J. Chil. Chem. Soc, 53, N° 2 (2008), pages: 1477-1479

INTERCALATION OF POLYETHYLENE OXIDE IN LAYERED THIOPHOSPHATE OF BI AND SB

DOMINGO RUIZ LEÓN, ANTONIO GALDÁMEZ AND VÍCTOR MANRÍQUEZ*

Universidad de Chile, Facultad de Ciencias, Departamento de Química, Casilla 653, Santiago, Chile. *e-mail: vmanriqu@uchile.cl

ABSTRACT

The intercalation compounds Li_0,43(PEO)_2.4(H₂O)_1.4K_0.57BiP₂S₆ and Li_0.38(PEO)_2.1(H₂O)_1.6K_0.62SbP₂S₆ have been synthesized by the insertion of polyethylene oxide PEO in LiKMP₂S₆ (M=Bi, Sb), that contained Li⁺ and K⁺ exchangeable cations in their interlayer space. The polymer PEO is able to associate interlayer Li⁺ cation modifying the ionic conductivity of pristine phases. These intercalation compounds constitute a new family of intercalates in the thiophosphate of Bi and Sb with Polyethylene oxide as guest species. They have been characterized by powder X-ray diffraction, FTIR-Raman, DTA/TGA analysis and electrical conductivity measurements. The studied nanocomposite shows values of electrical conductivity (σ_i) of about 10^-6 Ω^-1 cm^-1 at room temperature.

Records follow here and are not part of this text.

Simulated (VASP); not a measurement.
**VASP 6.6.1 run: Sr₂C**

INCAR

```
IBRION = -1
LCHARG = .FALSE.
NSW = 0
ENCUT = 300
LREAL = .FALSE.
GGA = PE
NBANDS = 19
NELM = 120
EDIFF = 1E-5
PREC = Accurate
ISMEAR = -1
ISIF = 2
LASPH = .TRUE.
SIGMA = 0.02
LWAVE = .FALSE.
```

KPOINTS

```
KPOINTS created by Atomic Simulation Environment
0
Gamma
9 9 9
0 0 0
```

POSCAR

Keyword: Intercalation, Chalcogenides, Layered compound

INTRODUCTION

The quaternary chalcophosphate compounds AM_XP_yQ_zx containing Bi and Sb, have attracted the attention of many workers because of their interesting anisotropic physical properties as well as potential technological applications ^1,2. The chalcophosphates of the type AMP₂Q₆ (A = alkaline metals, M = Sb, Bi and Q = S, Se) are materials that present the anions (P₂Q₆)^4- that are coordinated to the metals A and M through the chalcogen atoms Q ^1,3-4. An important characteristic of the Bi and Sb atoms, in solid phases, is the stereochemical localization of the ns² electron pairs, which produces important variations in crystal structure, physical properties and electronic structure of the resulting materials. Thus, these materials possess different crystalline structures, presenting one-dimensional ID, two-dimensional 2D and three-dimensional 3D structures. The phases M₄(P₂Se₆)₃ (M = Bi, Sb) exhibit structures related to Pb₂P₂Se₆ ⁵, while the phase ß-Bi₄(P₂Se₆)₃ exhibits a three-dimensional (3D) structure ⁶, with groups BiSe₈ and P₂Se₆^4-. The quaternary chalcophosphates KMP₂Q₆ (M=Bi, Sb and Q=S, Se) exhibit two-dimensional (2D) structures, where the potassium atoms are located in the interlayer ^7-9. Measures of electric conductivity, carried out in Cs₈M₄(P₂Se₆)₅, indicate behaviors of semiconductors material with values of electrical conductivity, σ_i, 10^-9 S/cm at room temperature ¹⁰.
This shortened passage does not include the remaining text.